Knowing what you need is essential to taking care of yourself.

Are you needy?

American culture glamorizes independence. Our country was created by immigrants--people who were brave enough to leave their homelands.

This is also a country of pioneers--people who pushed into the open country and built farms and ranches. We prize the strong, the self-reliant, the cowboy on the horse on the hill in the sunset.

The other part of that picture? He comes home and drinks himself into a stupor.

My definition of neediness is allowing your needs to remain unmet. By that definition the cowboy is needy because he is seeking from alcohol what it can't give him---companionship.

In personal relationships, needy behavior includes asking twice or three times after hearing a No.

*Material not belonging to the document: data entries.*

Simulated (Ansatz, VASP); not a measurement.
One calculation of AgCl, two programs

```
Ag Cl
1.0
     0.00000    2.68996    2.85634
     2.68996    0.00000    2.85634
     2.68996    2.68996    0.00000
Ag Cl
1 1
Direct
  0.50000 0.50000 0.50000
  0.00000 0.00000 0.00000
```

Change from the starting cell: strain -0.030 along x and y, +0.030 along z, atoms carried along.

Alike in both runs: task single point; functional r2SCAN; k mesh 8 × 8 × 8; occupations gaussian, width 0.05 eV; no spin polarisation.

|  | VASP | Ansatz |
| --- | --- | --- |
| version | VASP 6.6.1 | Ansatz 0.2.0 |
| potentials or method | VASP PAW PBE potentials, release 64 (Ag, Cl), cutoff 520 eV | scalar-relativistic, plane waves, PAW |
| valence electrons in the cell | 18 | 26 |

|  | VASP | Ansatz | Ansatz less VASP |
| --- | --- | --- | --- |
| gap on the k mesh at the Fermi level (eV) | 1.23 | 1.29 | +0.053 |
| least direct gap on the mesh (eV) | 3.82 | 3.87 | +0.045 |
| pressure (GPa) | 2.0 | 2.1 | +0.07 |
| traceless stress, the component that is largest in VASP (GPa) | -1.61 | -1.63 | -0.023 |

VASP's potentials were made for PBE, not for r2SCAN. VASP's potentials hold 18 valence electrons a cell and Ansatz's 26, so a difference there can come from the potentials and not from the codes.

If you try to get people to behave out of character or beyond their capacities, you are behaving needily. If a talkative woman is married to a taciturn man, she may think of herself as too "needy" because she feels badly when he is silent at the end of the day. Her need for conversation does not make her needy. She's behaving needily if she keeps badgering him or resenting him. Let's say the marriage is beneficial in many other ways: they are financially stable, faithful, and still enjoy making love. Self-reliant behavior might mean finding a friend who likes to check in on the phone most nights. It could mean trying new things: even if she's never been a reader, she could join a book club and read at night when her husband is silent, knowing she'll have a good talk at the club. Self-reliance can require creativity and persistence.

Calling yourself "needy" or burying your needs isn't the answer. Brave is not the same as fearless. You may be brave and full of fears based on experience. Self-reliant people are not without fears or needs--no one is.

It's simple to say but harder to live: You are self-reliant if you find ways to meet your needs. Knowing what you want and need is essential to taking care of yourself.